The Centre abrogated Article 370 of the Constitution that granted special status to Jammu and Kashmir, and imposed severe curbs including on movement of people as well as on mobile telephone and internet connectivity. The crackdown drew international criticism with several countries expressing concerns over the situation in Kashmir.
The US lawmakers, describing themselves as "longtime friends of India", wrote in the letter that "more than six months after Indian Prime Minister Narendra Modi's government unilaterally revoked the autonomy of Jammu and Kashmir, the government continues to block most internet in the region".
India has categorically told the international community that its move to scrap Article 370 was an internal matter. According to officials, internet is being restored in the Valley in a phased manner after reviewing the security situation.
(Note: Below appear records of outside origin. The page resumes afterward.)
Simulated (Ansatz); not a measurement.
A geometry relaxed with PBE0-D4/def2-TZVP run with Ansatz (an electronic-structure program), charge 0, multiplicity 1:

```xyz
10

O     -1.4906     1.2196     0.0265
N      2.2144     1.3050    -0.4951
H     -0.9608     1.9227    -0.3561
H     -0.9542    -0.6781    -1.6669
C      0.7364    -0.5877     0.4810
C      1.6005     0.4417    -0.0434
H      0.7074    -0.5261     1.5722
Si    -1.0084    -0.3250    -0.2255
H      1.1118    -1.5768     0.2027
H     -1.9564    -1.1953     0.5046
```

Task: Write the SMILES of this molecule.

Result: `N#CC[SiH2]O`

"In addition, the Indian government has taken other troubling steps that threaten the rights of certain religious minorities and the secular character of the state. This includes the passage of the controversial Citizenship Amendment Act which is being challenged in India's Supreme Court," the Senators wrote.
India maintains that the Indian Constitution guarantees fundamental rights to all its citizens, including its minority communities.
Defending the CAA, Prime Minister Narendra Modi last month said that the law is not about taking away citizenship, it is about giving citizenship.
"We must all know that any person of any religion from any country of the world who believes in India and its Constitution can apply for Indian citizenship through due process. There's no problem in that," he said.
Trump will pay a state visit to India on February 24 and 25 at the invitation of Prime Minister Narendra Modi, who on Wednesday said the US President's visit will be a "very special one" and it will go a long way in further cementing India-USA friendship.